Now the unofficial title the building once held could soon come crumbling down also.

Photo by Chicago Architectural Photographing Company

Architect William LeBaron Jenney built the Home Insurance Company's headquarters building with what at the time was a revolutionary idea, to use a metal skeleton frame rather than masonry to allow for more durability, stability and a greater height. “Prior to that, most buildings were built with load-bearing construction that placed one stone on top of another and had floors that were supported by these walls and internal columns,” said Antony Wood, CEO of the Council on Tall Buildings and Urban Habitat. The council is the same group that several years ago demoted the Willis Tower in Chicago as America's tallest building in favor of New York City's 1,776-foot-high One World Trade Center built in 2014.

Last year, members of the council's network refuted claims that the 12-story Home Insurance Building was the first tall, steel-framed building in the industrial era.

Numerous experts contend that other steel, high-rise buildings in Chicago and New York were built before the mid-1880s. For nearly 40 years, Condit's claims went undisputed, Wood said. “But in the last 20 years there's been a pretty strong backlash by academic professionals who say the building wasn't the first metal-frame skyscraper. In fact, as documentary evidence shows, it wasn't even fully metal-framed but was built with a hybrid construction with other materials such as bricks,” he said.

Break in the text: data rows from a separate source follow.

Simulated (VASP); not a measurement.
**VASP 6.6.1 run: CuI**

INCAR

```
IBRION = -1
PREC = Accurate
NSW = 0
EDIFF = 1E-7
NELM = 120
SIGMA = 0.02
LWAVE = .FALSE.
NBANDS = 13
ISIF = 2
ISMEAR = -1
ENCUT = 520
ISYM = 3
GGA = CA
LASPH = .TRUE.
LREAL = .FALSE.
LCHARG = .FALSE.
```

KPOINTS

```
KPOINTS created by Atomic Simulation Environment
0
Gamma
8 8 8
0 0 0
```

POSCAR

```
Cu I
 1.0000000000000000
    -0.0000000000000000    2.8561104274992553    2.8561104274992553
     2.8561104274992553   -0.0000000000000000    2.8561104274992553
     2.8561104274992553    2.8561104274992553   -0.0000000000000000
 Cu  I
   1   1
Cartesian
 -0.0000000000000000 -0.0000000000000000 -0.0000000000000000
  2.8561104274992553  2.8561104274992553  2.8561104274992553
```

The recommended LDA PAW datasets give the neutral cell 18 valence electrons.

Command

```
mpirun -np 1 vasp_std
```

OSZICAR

Wood said the decision to potentially strip the Home Insurance Building of its title hinges on the creation of criteria to determine what building meets the architectural specifications of the first skyscraper. Last year during the council's 50th anniversary, Wood and his team put together a symposium of architecture professors and historians to debate their claims and develop benchmarks and standards by which buildings are measured.

“We haven't yet reached a decision but we continue to debate the different criteria upon which to determine the first skyscraper. It may well be the first fully metal-framed building or the first tall building with an elevator,” he said.

During the mid-1880s, Home Insurance, which was founded in 1853, hired Jenney to build a lofty, fireproof building for its Chicago headquarters. Prior to its construction, many of the city's wooden structures were destroyed in the 1871 Great Chicago Fire. Jenney's innovative structural engineering design of a steel skeleton building paved the way for how today's skyscrapers are constructed. Today, the only remnant left behind of what was once unofficially the first global skyscraper is a plaque marking the spot where the iconic building once stood.